A recipe at a bare minimum needs to know two things: what data it has to work with and what is the relationship among the variables within the data. The latter is expressed as a formula, very similar to how we specify the formula of a line with y = mx + b or a parabola y = ax^2 + bx + c.
We often think of formulas as left-hand side (LHS) and right-hand side (RHS) equalities. And usually, the LHS is the outcome while the RHS is about the inputs. For our modeling, the outcome is to predict the across the entire domain. We can generalize the idea with the “is a function of” operator ~ (the tilde). For the classic formula for a line it like this… y ~ x and a parabola is also y ~ x.
Consider a situation where we have reduced all of the suitable variables to Sbtm, Tbtm, MLD andXbtm, which we have in a table along with a class variable. In our case we have the outcome is an prediction of class it is a function of variables like Sbtm, Tbtm, MLD, Xbtm, etc. This formula would look like y ~ Sbtm + Tbtm + MLD + Xbtm. Unlike the specific equation for a line or parabola, we don’t pretend to know what coefficients, powers and that sort of stuff looks like. We are just saying that class is a function of all of those variables (somehow).
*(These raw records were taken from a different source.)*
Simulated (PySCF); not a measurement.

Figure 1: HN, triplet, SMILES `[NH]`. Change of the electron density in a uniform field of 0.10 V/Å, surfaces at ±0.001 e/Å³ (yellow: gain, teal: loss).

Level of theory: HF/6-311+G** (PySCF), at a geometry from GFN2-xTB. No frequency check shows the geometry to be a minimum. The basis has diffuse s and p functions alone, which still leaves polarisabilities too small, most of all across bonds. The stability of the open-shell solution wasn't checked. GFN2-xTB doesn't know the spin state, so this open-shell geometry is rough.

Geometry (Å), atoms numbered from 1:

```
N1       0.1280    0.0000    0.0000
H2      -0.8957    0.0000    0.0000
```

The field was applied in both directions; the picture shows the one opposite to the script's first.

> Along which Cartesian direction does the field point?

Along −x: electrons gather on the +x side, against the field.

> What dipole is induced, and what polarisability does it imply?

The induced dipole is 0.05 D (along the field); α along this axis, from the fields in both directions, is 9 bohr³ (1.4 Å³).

In the case here where the outcome (class) is a function of all other variables in the table, we have a nice short hand. class ~ . where the dot means “every other variable”.
Now we make the recipe. Note that no computation takes place. Technically, recipe() only needs a small subset of the data set to establish the names and data types of the predictor and outcome variables. Just one row would suffice. That underscores that a recipe is simply building a template.
one_row_of_training_data = dplyr::slice(tr_data,1)
rec = recipe(one_row_of_training_data, formula = class ~ .)
rec
── Recipe ──────────────────────────────────────────────────────────────────────
── Inputs
Number of variables by role
outcome: 1
predictor: 9
coords: 2
This print out provides a very high level summary - all of the details are glossed over. To get a more detailed summary use the summary() function. Note that the coordinates (longitude and latitude) are detected and labeled as coords and not predictors. There are ways around that if you need to use longitude or latitude as predictor variables.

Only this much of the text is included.